Alabama death row inmate to walk free after 30 years
(NBC NEWS) - One of the longest serving Alabama death row inmates will walk free on Friday after a judge dismissed the capital murder charges against him, finding there was not enough evidence to link him to the crimes.
Anthony Ray Hinton, who was on death row for nearly 30 years, had been charged and convicted in the 1985 murders of two Birmingham area fast-food managers.
Managers John Davidson and Thomas Wayne Vason were fatally shot in two separate fast-food robberies in 1985. While there were no witnesses to the murder or fingerprints found at the scene, Hinton was arrested after another employee identified him in a photo lineup, according to his lawyers.

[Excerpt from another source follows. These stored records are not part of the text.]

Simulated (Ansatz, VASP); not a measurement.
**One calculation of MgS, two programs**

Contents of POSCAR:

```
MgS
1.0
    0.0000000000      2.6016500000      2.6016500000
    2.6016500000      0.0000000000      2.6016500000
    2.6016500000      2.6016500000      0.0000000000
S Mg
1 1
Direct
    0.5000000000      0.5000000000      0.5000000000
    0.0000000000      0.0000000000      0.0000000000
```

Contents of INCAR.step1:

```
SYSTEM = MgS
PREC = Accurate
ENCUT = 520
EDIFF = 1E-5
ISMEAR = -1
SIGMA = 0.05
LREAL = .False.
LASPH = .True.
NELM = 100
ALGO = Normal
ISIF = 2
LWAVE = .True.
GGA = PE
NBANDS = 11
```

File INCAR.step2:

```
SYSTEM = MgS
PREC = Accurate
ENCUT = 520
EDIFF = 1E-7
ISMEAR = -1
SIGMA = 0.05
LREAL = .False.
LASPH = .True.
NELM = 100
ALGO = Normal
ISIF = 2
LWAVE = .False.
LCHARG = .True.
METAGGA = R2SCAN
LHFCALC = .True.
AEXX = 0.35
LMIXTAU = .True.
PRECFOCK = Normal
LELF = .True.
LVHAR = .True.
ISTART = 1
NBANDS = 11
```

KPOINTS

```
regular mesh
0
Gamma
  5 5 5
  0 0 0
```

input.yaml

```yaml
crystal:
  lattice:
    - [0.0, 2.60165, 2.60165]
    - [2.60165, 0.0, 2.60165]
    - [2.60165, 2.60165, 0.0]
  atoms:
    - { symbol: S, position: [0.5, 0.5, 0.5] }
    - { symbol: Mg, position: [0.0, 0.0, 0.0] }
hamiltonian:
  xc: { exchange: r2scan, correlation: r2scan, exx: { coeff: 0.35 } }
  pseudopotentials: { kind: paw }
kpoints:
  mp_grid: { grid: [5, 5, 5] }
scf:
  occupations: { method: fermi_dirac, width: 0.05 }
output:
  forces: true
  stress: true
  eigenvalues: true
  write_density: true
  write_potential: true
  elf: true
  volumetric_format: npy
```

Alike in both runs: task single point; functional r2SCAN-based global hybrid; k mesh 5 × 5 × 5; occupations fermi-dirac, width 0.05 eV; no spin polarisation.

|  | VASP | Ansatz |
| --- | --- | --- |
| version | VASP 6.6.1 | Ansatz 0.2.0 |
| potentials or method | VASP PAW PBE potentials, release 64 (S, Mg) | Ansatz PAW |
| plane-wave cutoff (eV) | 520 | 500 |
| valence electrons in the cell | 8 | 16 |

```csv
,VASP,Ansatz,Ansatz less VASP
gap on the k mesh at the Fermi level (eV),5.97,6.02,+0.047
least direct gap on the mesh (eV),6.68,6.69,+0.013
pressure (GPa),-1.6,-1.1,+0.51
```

Hinton was convicted on the claim that a revolver taken from his mother's home was the weapon used in both murders, Hinton's attorneys, with the non-profit Equal Justice Initiative (EJI), said in a statement Thursday.
The case's dismissal comes 13 years after Hinton's attorneys presented testimony from ballistics experts that determined the revolver from his mother's home could not be matched to the crimes, according to the statement.
Hinton was granted a new trial in 2014 after the United States Supreme Court reversed the lower court's ruling. Prosecutors in Hinton's new trial said forensic scientists tested crime scene evidence and found the bullets recovered from the site of the murders could not be matched to Hinton's gun,
according to NBC affiliate WVTM
. Jefferson Court Judge Laura Petro on Thursday granted the state's motion to dismiss the charges against Hinston on the grounds that there was not enough evidence to conclusively link him to the crimes.
"We are thrilled that Mr. Hinton will finally be released because he has unnecessarily spent years on Alabama's death row when evidence of his innocence was clearly presented," Bryan Stevenson, Hinton's lead attorney and executive director of EJI said in a statement. "The refusal of state prosecutors to re-examine this case despite persuasive and reliable evidence of innocence is disappointing and troubling."
The EJI said in the statement that they believe Hinton's wrongful conviction was the result of the prosecutor's "racial bias."
"Race, poverty, inadequate legal assistance, and prosecutorial indifference to innocence conspired to create a textbook example of injustice," Stevenson said. "I can't think of a case that more urgently dramatizes the need for reform than what has happened to Anthony Ray Hinton."
Political network Conservatives Concerned About the Death Penalty issued a statement Thursday night on Hinton's exoneration, saying: "Because of inept legal representation and faulty forensics, he has lost 30 years of his life, which he spent on death row, and could have easily been wrongly executed by the State of Alabama. The ease at which people are wrongly convicted and sentenced to death is appalling and should give conservatives pause."